Fourthwrite......... For a socialist republic


Fourthwrite ..........................Issue No. 10

Assessment

If Sinn Fein is to edge the SDLP into the dustbin of history, it will be necessary for the Adams led party to take account of the views of that significant number of people who currently vote for the SDLP. Until a few years ago it might have been possible for Sinn Fein to argue that this would require little more than a recognition of their rival’s distaste for a physical force campaign plus some judicious back-peddling on left-wing rhetoric. In the light of recent happenings, it might not be that simple. Sinn Fein may well have to bend ever further in order to secure the elusive prize.
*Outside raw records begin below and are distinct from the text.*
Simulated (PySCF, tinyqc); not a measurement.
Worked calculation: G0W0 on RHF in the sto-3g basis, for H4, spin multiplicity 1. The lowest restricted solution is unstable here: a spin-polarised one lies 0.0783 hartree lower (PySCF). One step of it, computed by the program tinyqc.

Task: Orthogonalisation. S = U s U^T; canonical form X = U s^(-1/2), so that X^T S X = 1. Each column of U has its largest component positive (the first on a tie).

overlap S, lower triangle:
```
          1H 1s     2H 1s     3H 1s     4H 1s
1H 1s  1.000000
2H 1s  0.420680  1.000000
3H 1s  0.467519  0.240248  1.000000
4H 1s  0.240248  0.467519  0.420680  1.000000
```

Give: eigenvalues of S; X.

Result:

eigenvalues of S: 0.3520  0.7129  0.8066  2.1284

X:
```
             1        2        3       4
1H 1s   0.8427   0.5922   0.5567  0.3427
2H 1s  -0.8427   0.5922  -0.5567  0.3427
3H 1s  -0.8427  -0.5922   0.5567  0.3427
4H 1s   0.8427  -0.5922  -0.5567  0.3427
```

When Sinn Fein embarked on its ‘parliamentary path to the Republic’ in the early 1980’s, the party began to use the loaded term ‘nationalist’ to describe itself and its constituency. A title, that had long been despised in republican circles for its association with the worst aspects of toadying to clerical domination, adherence to the AOH and support for political clientelism, was adopted for its all-embracing properties. Sinn Fein strategists reasoned that using the catch-all title would in time make it easier to blur the edges between their own policies and those of the SDLP and thereby enable it to entice their supporters. For a number of years Sinn Fein’s public spokespersons repeatedly referred to ‘nationalist areas, nationalist youth, nationalist working–class etc’ and only relatively recently have they again started to use the term republican.

With its electoral successes in recent years, it appeared that Sinn Fein’s mellowing down had worked and many within the non-unionist electorate seemed to move away from Hume and Mallon. There is no doubting the evidence of the last general election that a majority of ‘nationalist’ voters opted for Sinn Fein. Yet the majority is too slim for complacency in Connolly House. More must be done and more votes secured if the party is to achieve a position of total dominance.

A major difficulty will lie in wooing the hard core of residual SDLP support. This is not merely the catholic, professional upper class but what might also be described as the ‘County Down GAA voters’ – a category not confined to the geographic entity either. These are the people who are at best unenthusiastic about ending partition, anxious to get involved in every profitable aspect of the British state including participating in its policing and who ultimately demand stability at whatever the cost. They do not dislike Southern Ireland or its institutions since given the opportunity they will aspire to its highest office. What they will not countenance though is any serious talk of political unity if it threatens their comfortable circumstances.

Evidence that this section of Northern society was determined to flex its muscles emerged last year when they strongly advocated the ending of the ban on British military and police playing GAA sports. What was in practical terms an irrelevancy (since few British troops or policemen wanted to play Gaelic football or hurling) became something of a crusade for those wishing to put down a marker on behalf of compromise with if not outright assimilation into the northern state.

This drive acquired even greater momentum recently during the visit of Queen Elizabeth 11 to the North. Not since Victoria visited Dublin at the beginning of the 20th Century has a British monarch met so many obsequious Irish nationalists as catholic clergy and SDLP members flocked to greet the royal visitor. Anticipating some amount of criticism, the ‘Stoops’ put out the old story about respecting institutions and traditions cherished by unionists and repeating the old cliché about being courteous to ones guests.

Making such excuses is simply being disingenuous. Mark Durkan and his supporters are too long in the tooth not to understand that to meet and greet a reigning British monarch in Ireland is to acknowledge not just the constitutional position vis-à-vis Great Britain and Northern Ireland but also to endorse the British class system and its operation in the North. For many SDLP members, that acknowledgement is the price they are happy to pay in order to secure their goal of comfort-maintaining stability.

Ominously, Sinn Fein felt unable to protest at the royal visit. The contrast with 1977 was incredible as the party merely absented itself from Stormont and other venues. The difficulty now for Sinn Fein is that it is afraid to risk a meaningful challenge to the current political consensus in Northern Ireland and this includes raising a rumpus over a royal visit.

It all begs the question about what will happen if demographics do change in favour of the catholic population. How many of them will turn out to be royalist and, maybe more to the point, how many of them will simply not wish to rock the boat by demanding stability endangering changes? Sinn Fein will have to make a major adjustment to win these hearts and minds and it may come only at the cost of quietly dropping any insistence on an end to the Union.